Time to move ahead with investment facilitation

Karl P. Sauvant
Investment facilitation is not being undertaken for its own sake, but for the purpose of advancing development.
Karl P. Sauvant

World foreign direct investment (FDI) flows dropped by 23 percent last year. This is cause for concern, considering that such investment can make an important contribution to economic growth and development and reaching the Sustainable Development Goals.

In this situation, investment facilitation takes on new urgency. Hence, the structured discussions that have started in the WTO — and driven by Brazil and China — on “Investment Facilitation for Development” are to be welcomed.

These discussions have focused so far largely on what host countries can do to help foreign investors start and operate in their economies. The emphasis is therefore on removing ground-level obstacles to FDI in host countries by improving the transparency and predictability of investment measures and streamlining and speeding up administrative procedures and requirements. These are no doubt important practical issues that require attention, and they are rightly at the core of the structured discussions aimed at identifying possible elements of a multilateral approach to investment facilitation.

However, home countries, too, can do a number of things to facilitate investment flows. In fact, virtually all developed countries have various measures in place to help their outward investors, such as the provision of information and other support services, numerous financial measures, various fiscal measures, investment insurance programs, and various treaties. A number of developing countries, too, have begun to support their outward investors, most prominently among them China’s well articulated “going out” strategy.

A good case can be made that any agreement dealing with investment facilitation should also address what home countries can do in the area of investment facilitation. In particular, home countries could provide information on the various measures they have in place to facilitate their firms’ locational investment decisions. Perhaps this could be done through a national focal point. This would not only make sense in the interest of actually assisting investors, but also in terms of giving balance to an agreement by complementing host country commitments with home country commitments.

As the structured discussions in the WTO are carried out under the title “Investment Facilitation for Development,” their purpose is clear: Investment facilitation is not being undertaken for its own sake, but for the purpose of advancing development.

This purpose of the structured discussions draws attention to the need to safeguard the ability of host countries to benefit from FDI as much as possible. In particular, multinational enterprises should be encouraged to engage in sustainable FDI, that is, commercially viable investment that makes a maximum contribution to the economic, social and environmental development of host countries and takes place in the context of fair governance mechanisms. In other words: sustainable FDI for sustainable development.

In this context, it needs to be recognized that many developing countries, and especially the least developed among them, will require technical assistance to carry out any commitments that might be enshrined in an Investment Facilitation Agreement.

Beyond what governments can do, one could also create opportunities for multinational enterprises to draw attention to their Corporate Social Responsibility practices.

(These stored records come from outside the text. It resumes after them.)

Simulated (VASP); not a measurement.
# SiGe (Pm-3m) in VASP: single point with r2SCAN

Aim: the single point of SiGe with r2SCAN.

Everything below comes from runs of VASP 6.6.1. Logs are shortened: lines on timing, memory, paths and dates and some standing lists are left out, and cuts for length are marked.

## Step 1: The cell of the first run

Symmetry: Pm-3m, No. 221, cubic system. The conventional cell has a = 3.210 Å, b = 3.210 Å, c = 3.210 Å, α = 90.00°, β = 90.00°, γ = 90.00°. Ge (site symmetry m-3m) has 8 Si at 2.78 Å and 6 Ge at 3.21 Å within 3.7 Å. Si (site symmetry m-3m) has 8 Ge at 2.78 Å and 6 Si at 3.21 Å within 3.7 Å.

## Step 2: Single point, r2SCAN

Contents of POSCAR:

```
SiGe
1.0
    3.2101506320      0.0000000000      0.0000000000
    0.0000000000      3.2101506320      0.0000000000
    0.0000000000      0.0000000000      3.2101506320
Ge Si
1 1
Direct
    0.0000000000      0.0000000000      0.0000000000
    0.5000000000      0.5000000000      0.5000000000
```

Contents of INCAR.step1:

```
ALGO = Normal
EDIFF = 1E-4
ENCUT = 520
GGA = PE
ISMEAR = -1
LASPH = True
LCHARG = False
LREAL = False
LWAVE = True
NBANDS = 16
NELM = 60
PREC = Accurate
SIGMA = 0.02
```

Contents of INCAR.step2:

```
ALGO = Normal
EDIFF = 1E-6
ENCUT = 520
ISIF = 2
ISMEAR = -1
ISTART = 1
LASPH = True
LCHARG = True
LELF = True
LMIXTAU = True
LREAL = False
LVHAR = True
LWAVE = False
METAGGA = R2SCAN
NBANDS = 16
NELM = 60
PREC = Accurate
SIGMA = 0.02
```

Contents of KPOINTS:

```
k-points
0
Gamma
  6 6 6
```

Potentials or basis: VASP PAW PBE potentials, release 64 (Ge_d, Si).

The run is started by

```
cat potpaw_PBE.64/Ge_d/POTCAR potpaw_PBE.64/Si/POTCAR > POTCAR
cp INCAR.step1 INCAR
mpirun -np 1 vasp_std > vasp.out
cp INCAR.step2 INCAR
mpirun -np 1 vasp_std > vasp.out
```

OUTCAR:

In other words, structured discussions that are being carried out under the title “Investment Facilitation for Development” should pay full attention not only to the “investment facilitation” part of the title, but also to the “development” part of the title.

Ideally, therefore, an Investment Facilitation Agreement that helps to catalyze reforms at the national level aimed at facilitating the flow of sustainable investment; that contains commitments for both host and home countries; that encourages multinational enterprises to make their corporate social responsibility policies transparent; and that provides for technical assistance especially for the least developed countries would be a very desirable and balanced achievement.

Karl P Sauvant, PhD, is Resident Senior Fellow, Columbia Center on Sustainable Investment, Columbia University, New York.